The science behind Hawkeye
The process is started with some calibration of the cameras. This registers the distance at which cameras will see the pitch, and the ball.
- It gives a prediction as accurate as 99.99 percent.
- It’s a very effective system which works in real time.
- It minimises the chances of human error in decision making.
- It helps players to study their past games and improve.
- The system is very expensive.
- The system needs complex arrangements.
- Sometimes Hawk-Eye struggles with predicting the trajectory of a cricket ball after it bounces while spinning.

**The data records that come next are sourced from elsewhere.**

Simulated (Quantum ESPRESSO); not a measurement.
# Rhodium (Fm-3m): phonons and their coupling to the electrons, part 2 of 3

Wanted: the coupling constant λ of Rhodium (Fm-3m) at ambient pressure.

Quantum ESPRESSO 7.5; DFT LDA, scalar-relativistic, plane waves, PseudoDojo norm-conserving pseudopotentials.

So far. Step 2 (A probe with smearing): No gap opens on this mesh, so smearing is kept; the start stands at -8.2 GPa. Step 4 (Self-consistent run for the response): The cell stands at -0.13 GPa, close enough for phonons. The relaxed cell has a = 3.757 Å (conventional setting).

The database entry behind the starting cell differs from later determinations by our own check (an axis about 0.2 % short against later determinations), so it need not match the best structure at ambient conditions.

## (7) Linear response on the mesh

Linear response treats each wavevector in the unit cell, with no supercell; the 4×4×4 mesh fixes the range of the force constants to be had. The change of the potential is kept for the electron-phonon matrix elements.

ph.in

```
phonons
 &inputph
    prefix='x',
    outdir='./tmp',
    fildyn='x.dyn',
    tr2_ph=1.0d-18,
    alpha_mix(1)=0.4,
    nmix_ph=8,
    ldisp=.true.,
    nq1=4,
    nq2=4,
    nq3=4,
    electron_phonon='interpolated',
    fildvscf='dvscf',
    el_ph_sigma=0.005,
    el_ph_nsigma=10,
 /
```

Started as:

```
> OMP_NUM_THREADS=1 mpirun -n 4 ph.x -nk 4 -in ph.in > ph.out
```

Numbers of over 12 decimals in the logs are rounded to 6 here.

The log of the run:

- Sometimes it challenges umpires; dignity.
- This technology helps referees and other umpires to make the correct decisions in any kind of game.
- It is a great tool which can be used by players and coaches to analyse previous games and come up with strategies for future ones.
- However it is very difficult and complicated to set up, and very expensive.
- This means it can only really be used by very big and important sporting organisations, and can’t really be used by smaller sports or amateur teams.
- If we can find a way of making Hawk-Eye cheaper and easier to use, it will be very useful for many sports.
Hawkeye – a Timeline
The timeline below outline some of the significant moments in Hawk-Eye’s history, and demonstrates just how quickly the company has grown.
- September 2014: Hawk-Eye is famously used to decide the outcome of the 2014 All-Ireland Senior Hurling Final, when a stoppage-time free from Tipperary’s John O’Dwyer – the last puck of the game – is referred to Hawk-Eye. The system shows that the free went just wide, meaning the game ended in a draw and the All-Ireland went to a replay, won by Kilkenny.
- June 2013 : The GAA officiating system is used for the first time at Croke Park, Dublin.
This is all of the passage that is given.